Panel of experts to shape future of music education
A team of experts has been assembled to help shape the future of music education so that all pupils have the opportunity to sing, and be taught a musical instrument and make music with others, the government has announced.
The new expert advisory panel will help produce a new National Plan for Music Education (NPME) next year. The plan will be informed by the music education consultation report which has found that studying music can have a positive impact on young people’s wellbeing, confidence and communication skills.
The panel will be made up of teachers, music education hub leaders, music industry representatives and other music education experts, including representatives from the National Youth Orchestra of Great Britain, UK Music, as well as Darren Henley, chief executive, Arts Council England (ACE), whose independent Review of Music Education in England informed the original NPME.
The new NPME, co-published by the Department for Education and Department for Digital, Culture, Media & Sport, will build upon the current plan that saw the establishment of the national network of music education hubs, which support the delivery of music education in schools all over the country.

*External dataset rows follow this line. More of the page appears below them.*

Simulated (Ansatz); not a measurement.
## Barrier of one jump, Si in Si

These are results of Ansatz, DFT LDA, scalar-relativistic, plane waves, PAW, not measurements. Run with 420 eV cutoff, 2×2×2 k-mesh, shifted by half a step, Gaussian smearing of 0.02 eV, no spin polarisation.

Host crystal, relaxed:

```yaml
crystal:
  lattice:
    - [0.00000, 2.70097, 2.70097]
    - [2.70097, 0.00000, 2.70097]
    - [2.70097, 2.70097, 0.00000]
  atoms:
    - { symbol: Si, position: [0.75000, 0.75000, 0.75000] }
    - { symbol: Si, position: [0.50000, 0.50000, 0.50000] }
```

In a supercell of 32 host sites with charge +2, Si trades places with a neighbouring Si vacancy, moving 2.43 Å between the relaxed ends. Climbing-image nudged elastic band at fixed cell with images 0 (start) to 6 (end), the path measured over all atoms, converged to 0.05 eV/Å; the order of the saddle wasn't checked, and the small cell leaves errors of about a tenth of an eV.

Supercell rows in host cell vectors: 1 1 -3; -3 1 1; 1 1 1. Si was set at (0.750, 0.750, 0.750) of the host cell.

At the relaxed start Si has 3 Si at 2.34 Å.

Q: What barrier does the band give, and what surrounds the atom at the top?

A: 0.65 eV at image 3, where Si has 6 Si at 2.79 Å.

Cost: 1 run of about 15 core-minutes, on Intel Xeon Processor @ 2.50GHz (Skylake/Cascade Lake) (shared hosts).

Schools Minister Nick Gibb said: “Having the opportunity to be taught and play musical instruments is enriching and fulfilling. I, like many others, wish I’d had a stronger music education and had more of an opportunity to play instruments in my time at school.
“That’s why we want all schools to have a rigorous and broad music curriculum, that inspires their pupils to love music, and the new panel will play a vital part in achieving that by informing the new national plan for music education.
“Their wealth of experience will be hugely valuable to the future of music education, helping to inspire a new generation of musicians in this country.”
Chair of the panel, Veronica Wadley said: “I am delighted to be chairing an outstanding panel of advisors who I know will make a great contribution to the refreshed NPME – and help shape the future of music education.
It is so important that every child and young person, from whatever background and area, has the opportunity to benefit from learning to sing and play a musical instrument, improving not only concentration, self-confidence and academic attainment but also raising expectations of what they can achieve in all areas of their lives.”
Jamie Njoku-Goodwin – chief executive, UK Music said: “Music education is vitally important, not just because of the huge role it plays in enriching the lives of so many children but also because of the immense cultural, social and economic contribution it makes to our country.
“We look forward to contributing to a new national plan that will give pupils from every background the best possible opportunities and recognise music as one of our greatest national assets.”
The panel will work with the Department for Education (DfE) and DCMS to ensure the refreshed plan supports the government’s aims for all young people to have access to a high quality music education and opportunities to explore music as far as their interest and talents allow.”